Friday, June 25, 2010;
THE JONES ACT is a vestige of the post-World War I years, when the vulnerability of U.S. shipping to German U-boats was still fresh in the public's mind. To maintain a "dependable" merchant fleet for the next "national emergency," Congress restricted coastal shipping between U.S. ports to U.S.-built vessels owned by U.S. citizens; related laws require U.S. crews. The Jones Act may or may not have achieved its original purpose, but shipping businesses and labor unions love the way it shields them from foreign competition.
Today the Jones Act stands accused of hindering the gulf oil spill cleanup. Republicans say that President Obama should have used his emergency power to waive the law -- as President George W. Bush did after Hurricane Katrina -- but hesitated to do so in deference to organized labor. The Obama administration denies it. "There has not been any problem with this," White House press secretary Robert Gibbs said last week.
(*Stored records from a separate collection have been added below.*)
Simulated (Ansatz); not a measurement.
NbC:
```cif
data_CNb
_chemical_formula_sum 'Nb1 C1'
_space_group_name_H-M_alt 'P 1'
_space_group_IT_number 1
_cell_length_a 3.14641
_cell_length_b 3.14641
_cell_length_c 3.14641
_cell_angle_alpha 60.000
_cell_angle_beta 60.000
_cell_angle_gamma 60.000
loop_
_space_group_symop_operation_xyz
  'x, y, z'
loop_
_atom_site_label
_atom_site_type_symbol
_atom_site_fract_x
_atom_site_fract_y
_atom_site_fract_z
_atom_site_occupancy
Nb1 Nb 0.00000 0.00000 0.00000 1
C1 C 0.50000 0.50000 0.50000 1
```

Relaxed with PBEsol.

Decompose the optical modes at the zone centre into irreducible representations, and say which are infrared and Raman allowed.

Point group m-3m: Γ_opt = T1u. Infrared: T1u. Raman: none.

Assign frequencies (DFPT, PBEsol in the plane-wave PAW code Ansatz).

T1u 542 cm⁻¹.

Who's right? The administration's critics exaggerate the Jones Act's impact on the cleanup. It applies within only a three-mile band of coastal water. Even if President Obama had immediately waived the law, it wouldn't have affected the skimming and scooping of most of the oil, which is floating dozens of miles offshore. The inapplicability of the Jones Act to the spill area helps explain why 15 foreign-flagged vessels have indeed been cleared to operate in the Gulf of Mexico.
That doesn't mean that the Jones Act is harmless. To the contrary, like other protectionist laws, it increases the price of goods and services to American consumers -- though how much is a matter of debate, because foreign vessels would still have to comply with other laws and regulations that add to their costs. The Jones Act was an issue in the May 22 House special election in Hawaii: Both Republican winner Charles Djou and one of his two Democratic opponents charged that it benefited a handful of ship lines and unions at the expense of ordinary Hawaiians. Mr. Djou is preparing a bill to exempt Hawaii. If FedEx can move cargo across the country in European-made Airbuses, why can't a boat built in, say, Canada, ship wheat from Los Angeles to Honolulu? The Jones Act lobby crushed the last attempt at reform back in the 1990s. May the next one meet with more success.